Thursday, October 6, 2022

Anonymous for a Reason

A Native American at Boise State University explains why student loan forgiveness is unfair in the student paper. 10/3/22 Arbiter:

When I was in high school, college was the one burden that loomed over my head, all hours of the day. I thought; how will I pay for my future in a university? Where will I go? Should I just give up? Do I take a gap year? Is a college degree something I want to achieve? 

As I began receiving acceptance letters from my dream schools, I couldn’t believe how far I had come. My excitement was through the roof. My dream schools wanted ME. They wanted ME to attend their school, and I wanted them too. The only thing that didn’t want me to go was my bank account. 

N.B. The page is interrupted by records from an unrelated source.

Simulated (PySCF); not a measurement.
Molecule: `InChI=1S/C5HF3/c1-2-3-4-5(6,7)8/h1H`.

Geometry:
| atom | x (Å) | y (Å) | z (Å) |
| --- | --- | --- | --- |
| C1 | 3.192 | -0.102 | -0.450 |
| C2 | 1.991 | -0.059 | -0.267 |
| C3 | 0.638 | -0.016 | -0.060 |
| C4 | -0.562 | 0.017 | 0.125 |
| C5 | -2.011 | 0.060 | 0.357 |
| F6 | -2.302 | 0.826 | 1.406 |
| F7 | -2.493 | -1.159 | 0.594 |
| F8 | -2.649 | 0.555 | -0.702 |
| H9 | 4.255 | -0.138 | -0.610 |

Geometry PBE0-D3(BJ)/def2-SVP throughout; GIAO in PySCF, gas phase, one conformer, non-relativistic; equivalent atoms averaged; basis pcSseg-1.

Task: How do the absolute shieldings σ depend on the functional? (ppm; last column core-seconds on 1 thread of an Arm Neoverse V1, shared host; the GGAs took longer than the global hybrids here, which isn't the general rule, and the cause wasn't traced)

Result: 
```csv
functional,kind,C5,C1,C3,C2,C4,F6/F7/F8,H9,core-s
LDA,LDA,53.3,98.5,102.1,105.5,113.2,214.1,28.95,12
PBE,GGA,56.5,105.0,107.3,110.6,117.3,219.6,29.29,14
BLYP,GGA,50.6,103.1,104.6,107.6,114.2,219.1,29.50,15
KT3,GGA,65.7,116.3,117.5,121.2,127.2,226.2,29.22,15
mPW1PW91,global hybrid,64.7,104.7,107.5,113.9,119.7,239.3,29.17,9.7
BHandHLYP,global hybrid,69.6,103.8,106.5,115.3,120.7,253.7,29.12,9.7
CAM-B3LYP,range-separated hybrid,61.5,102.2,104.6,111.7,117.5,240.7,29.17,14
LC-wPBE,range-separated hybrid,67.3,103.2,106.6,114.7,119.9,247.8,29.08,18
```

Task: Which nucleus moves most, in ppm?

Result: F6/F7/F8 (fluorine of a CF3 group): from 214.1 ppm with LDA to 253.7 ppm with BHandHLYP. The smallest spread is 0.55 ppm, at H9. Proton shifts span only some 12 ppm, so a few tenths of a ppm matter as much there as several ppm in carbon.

From my understanding, I could only further my education through academic scholarships, athletic scholarships, loans or by working long hours to support my bills . 

As I narrowed my options down, I had to make THE decision: where to go.

I could go to my dream school located across the country, in a beautiful state, with bountiful opportunities, a new city, tremendous academics and a 10.5% acceptance rate. 

Or I could go to the college that I always knew of. The one I drove by everyday. The college I despised. I wanted to get out of my town and live elsewhere with new people and more of a diverse setting, but it was the only college I could afford. 

The decision ultimately came down to my home town college. 

I still had to face the dreaded question: How do I afford it?

Idaho schools, such as Boise State, offer a lower semester average cost  for in-state students than most colleges, averaging $7,010 a year, yet I still needed to find a way to pay my way through college. 

Not only did I have to think about tuition, but I also had to think about a place to live, food, extracurricular activities, clothing and my day-to-day life in general. 

I made the conscious decision to not take out loans and pay off my student debt after I graduated, so I had to make adjustments....

 work three jobs, have little-to-no social life, apply for all possible scholarships and juggle school work at the same time. 

Being a student with a history of good grades and Native American heritage, it was fairly easy for me to find scholarships. I got grants from the tribe I am from and was able to scavenge scholarships that were offered through my college. 

I am on track to graduate college debt free and loan free with some extra cash in my pocket. I am proud of how much I work, the grades I maintain and being a self-sufficient college student, worker and friend....

n other words, Student Loan Forgiveness no longer requires you to repay some or all of your loans from college. 

Under this new initiative, millions of federal student loan borrowers will be eligible for $10,000 in loan forgiveness, or up to $20,000 if they received Pell Grants. 

Most of my friends got to live out their dreams, moved across the country to go to their dream school, didn’t have to work, maintained a social life and focused their energy solely on school; all with full college loans. 

Now, they may not have to pay off their loans. 

After years of panic, anxiety and loneliness that come with having to pay my student bills, it doesn’t seem right that everyone else gets to walk away unscathed. 

He has learned self-discipline.  I hope has also learned that Democrats are not the party of fairness. 

1 comment:

  1. "it doesn’t seem right that everyone else gets to walk away unscathed."

    But in a way, they are scathed. Look at the world in which they THINK they are living.